Pandoc: Extension to treat first heading level as title?

Created on 23 Jun 2019  Â·  30Comments  Â·  Source: jgm/pandoc

I'm using Pandoc 2.7.3 to convert Markdown to AsciiDoc. In the output file, the level of every heading is 1 deeper than expected.

README.md:

# Title

## Level 2

Invocation:

pandoc -o README.adoc README.md

Output (README.adoc):

== Title

=== Level 2

Expected output:

= Title

== Level 2
enhancement

Most helpful comment

Maybe we need a markdown extension that treats a unique level-one header as the metadata title, and promotes all other headers. Something like +top_heading_as_title.

All 30 comments

The = is reserved for the document title, provided in metadata.
This is standard in asciidoc; see e.g. https://raw.githubusercontent.com/asciidoctor/asciidoctor.org/master/docs/asciidoc-syntax-quick-reference.adoc as an example.

Use this form:

title: Title
...

# First section

I'm not sure that I got my problem across. I realize that in AsciiDoc, = is the document title. The thing is that Markdown has no comparable syntax for defining the document title. As far as I know, the syntax you mention in your previous comment isn't standard Markdown. So in practice, # is often used in Markdown documents for the document title, then ##, ###, etc. are used for headings -- just like in AsciiDoc.

I have a large number of Markdown files that use this approach and that I'd like to convert to AsciiDoc. So I need to convert # to =, ## to ==, and so on. Is there a way to achieve this?

Well, pandoc uses pandoc flavoured markdown...
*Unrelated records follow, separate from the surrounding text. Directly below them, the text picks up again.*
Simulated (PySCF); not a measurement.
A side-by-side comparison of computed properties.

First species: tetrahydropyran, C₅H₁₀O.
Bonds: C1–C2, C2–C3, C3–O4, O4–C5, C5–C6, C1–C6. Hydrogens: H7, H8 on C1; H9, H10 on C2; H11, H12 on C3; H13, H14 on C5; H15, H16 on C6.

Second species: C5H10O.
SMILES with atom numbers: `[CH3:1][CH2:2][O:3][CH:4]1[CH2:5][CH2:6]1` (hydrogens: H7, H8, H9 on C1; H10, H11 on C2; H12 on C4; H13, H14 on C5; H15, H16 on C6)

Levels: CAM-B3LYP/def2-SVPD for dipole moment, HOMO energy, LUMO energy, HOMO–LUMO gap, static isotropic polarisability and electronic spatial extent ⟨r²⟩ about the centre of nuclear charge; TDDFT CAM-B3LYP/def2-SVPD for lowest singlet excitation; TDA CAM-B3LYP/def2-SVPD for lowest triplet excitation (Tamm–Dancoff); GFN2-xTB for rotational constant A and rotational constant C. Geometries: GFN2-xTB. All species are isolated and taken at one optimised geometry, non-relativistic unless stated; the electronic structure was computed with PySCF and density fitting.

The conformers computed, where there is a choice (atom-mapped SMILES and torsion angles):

I was thinking you can could write a lua-filter to decrement all header levels by one, similar to this example: https://pandoc.org/lua-filters.html#modifying-pandocs-manual.txt-for-man-pages, but this causes the current pandoc version to crash on Prelude.init: empty list somewhere in the asciidoc writer.

You could change this line and compile pandoc yourself...

Specifically, the hierarchicalizeWithIds function in Pandoc.Shared breaks...

Or write a filter that decrements all heading levels by one, except for the heading 1, which should be set as the document meta data title.

Relevant StackOverflow question and answer: Pandoc: set document title to first title

@tarleb you're a lua wizard! I just grabbed another one of yours for numbered-chapter-reference ~(not enough karma for my votes to show yet)~

Maybe we need a markdown extension that treats a unique level-one header as the metadata title, and promotes all other headers. Something like +top_heading_as_title.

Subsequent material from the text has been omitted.